How does Wyoming apply intestacy laws?

The intestacy laws only govern the decedent’s probate estate, which probably doesn’t include everything they own. The probate estate encompasses all the property and belongings that do not already have a named beneficiary or is not set up to transfer automatically through other means. As a result, even if someone didn’t make a will or formally estate plan, they might still have little to no probate estate. 

Using the intestacy laws is much like looking at a family tree. Only, instead of going back as far as you can, the laws of intestacy tell you to look as close to the decedent as possible to find the person or group of people who will inherit. 

People with the same relationship to the decedent inherit equally when there is no will. For example, all of a decedent’s children would each get the same amount, whether they had a close relationship with their parent or were estranged. 

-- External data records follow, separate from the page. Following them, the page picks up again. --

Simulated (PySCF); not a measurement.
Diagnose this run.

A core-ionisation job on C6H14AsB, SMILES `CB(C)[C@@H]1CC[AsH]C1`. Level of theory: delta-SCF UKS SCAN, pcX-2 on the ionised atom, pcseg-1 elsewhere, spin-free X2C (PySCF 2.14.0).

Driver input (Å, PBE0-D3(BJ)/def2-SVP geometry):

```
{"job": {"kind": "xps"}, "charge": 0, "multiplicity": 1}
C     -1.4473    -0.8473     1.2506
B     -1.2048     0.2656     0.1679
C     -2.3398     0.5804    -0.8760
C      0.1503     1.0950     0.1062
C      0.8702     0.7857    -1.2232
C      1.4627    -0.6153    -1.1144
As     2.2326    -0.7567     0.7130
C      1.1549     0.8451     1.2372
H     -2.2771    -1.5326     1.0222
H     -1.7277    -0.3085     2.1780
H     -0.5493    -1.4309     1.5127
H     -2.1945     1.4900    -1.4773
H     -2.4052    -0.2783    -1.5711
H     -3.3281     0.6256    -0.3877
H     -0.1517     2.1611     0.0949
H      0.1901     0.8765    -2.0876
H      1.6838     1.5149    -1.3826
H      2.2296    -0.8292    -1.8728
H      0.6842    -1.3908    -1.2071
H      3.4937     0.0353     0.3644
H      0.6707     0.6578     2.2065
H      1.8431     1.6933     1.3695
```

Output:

How do you identify the probate estate in Wyoming?

Determining the assets in the probate estate, and therefore subject to the laws of intestacy, will be one of the first steps in applying the intestacy laws and figuring out how to deal with the decedent’s estate in general. 

Often, property transfers outside of the probate process, exempting the property from the laws of intestacy. This also reduces the estate’s value, which makes it more likely that you can use a small estate affidavit rather than opening a case with the court. 

The major non-probate property transfers include special deeds and designated beneficiaries on accounts. Traditionally, real estate is a significant motivation for heirs to open a probate case. When you try to sell a house or other piece of real property, the title insurance company requires a clear chain of title. And, if your loved one died with the house only in their name, the appointment of a personal representative is usually needed to fulfill that chain of title. 

However, real estate titled as joint tenants with the right of survivorship avoids probate because the title remains with the surviving owner. Usually, only a death certificate is needed. Alternatively, property owners can file transferable-on-death deeds while they are still alive to designate a successor owner for the property. To be effective, these beneficiary deeds must be filed with the local clerk’s office. 

Besides real estate, check all of the decedent’s bank and financial accounts for a payable-on-death beneficiary. These non-probate transfers are the most common, especially as account custodians increasingly make it very simple to designate one or more beneficiaries. 

Accounts with payable-on-death beneficiaries automatically pass on to the beneficiary. The beneficiary presents proof of their identity and of the decedent’s death to collect the account balance. Because this can be confusing, you might want to consider working with an estate attorney if you find yourself facing probate. 

How Does Probate Work in Wyoming if There Is No Will?

Estates go through probate so that the court can appoint a personal representative. While that may seem like an arbitrary or needless process, it ends up facilitating the administration of the estate by naming a specific personal representative and giving them an official court order to authorize their actions. 

Once appointed, the personal representative can take possession of the estate’s assets, pay bills and debts on behalf of the estate, and then transfer the estate assets to the new owners: the decedent’s heirs.

Probate ultimately proves beneficial to heirs and other interested parties by ensuring only one authorized person acts on behalf of the estate. Probate also requires that the personal representative accept the appointment according to all of the rules of the probate code. This ensures that the personal representative acts appropriately on behalf of the estate and heirs rather than for themselves.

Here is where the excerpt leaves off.